Students in Alabama’s public schools performed 30% lower on reading, language, mathematics, and computer literacy achievement tests than students in most other states (U.S. DoE, NCES, 2016). The high school dropout rate in Alabama was 29% in 2005, 25% in 2013, and 11% in 2015, which is above the national average of 6.5% (McFarland, Stark, & Cui, 2016). Alabama’s education system was rated lower than other states in part because of students’ low academic performance on statewide achievement tests, students’ low-test scores, and a higher than average high school dropout rate (U.S. DoE, NCES, 2016). The crime rate in Alabama has increased steadily, and some cities in Alabama have been listed among the 100 worst places to live, including Birmingham, which was listed as the fifth highest in crime and third most violent city in the U.S. (“Crime Rate,” 2015).

Key Terms in this Chapter

Mobile Technologies: Portable technologies that facilitate ubiquitous access for users and used for cellular communication.

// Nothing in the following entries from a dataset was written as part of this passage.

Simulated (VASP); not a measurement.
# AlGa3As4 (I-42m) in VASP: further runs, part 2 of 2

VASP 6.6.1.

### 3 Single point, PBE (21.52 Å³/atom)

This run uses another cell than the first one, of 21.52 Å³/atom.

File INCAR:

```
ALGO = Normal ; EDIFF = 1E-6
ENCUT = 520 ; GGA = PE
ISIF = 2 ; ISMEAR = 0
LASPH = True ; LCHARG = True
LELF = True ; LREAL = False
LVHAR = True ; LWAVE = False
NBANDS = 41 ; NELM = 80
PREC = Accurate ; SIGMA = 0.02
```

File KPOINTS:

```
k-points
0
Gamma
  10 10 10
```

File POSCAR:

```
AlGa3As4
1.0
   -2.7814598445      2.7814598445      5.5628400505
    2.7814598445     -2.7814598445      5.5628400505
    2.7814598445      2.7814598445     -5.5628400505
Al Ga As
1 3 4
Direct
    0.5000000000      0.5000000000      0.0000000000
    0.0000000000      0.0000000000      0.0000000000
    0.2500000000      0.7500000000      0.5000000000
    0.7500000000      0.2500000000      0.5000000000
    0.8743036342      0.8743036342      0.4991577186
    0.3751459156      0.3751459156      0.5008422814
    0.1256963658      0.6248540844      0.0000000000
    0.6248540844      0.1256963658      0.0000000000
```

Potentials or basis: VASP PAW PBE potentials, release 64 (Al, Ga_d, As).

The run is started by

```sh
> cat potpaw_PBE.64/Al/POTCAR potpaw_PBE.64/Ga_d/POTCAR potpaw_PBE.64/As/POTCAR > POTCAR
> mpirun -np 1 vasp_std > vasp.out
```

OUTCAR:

Technology: Devices designed based on the scientific knowledge to increase efficiency, productivity, collaboration, and entertainment.

Technology-Integrated Curriculum: Course work that includes integrated technologies designed to engage students and enhance learning.

Access: Alabama connecting classrooms, educators, and students statewide, which provides opportunities for students to obtain recovery credits and engage in advanced placement courses.

Academic Performance: Academic achievement of students who meet or exceed performance standards prescribed by course work.

Curriculum: Courses and sequence of instruction in academic program of the study.

OLPC: One laptop per child policy, established to transform education for all children.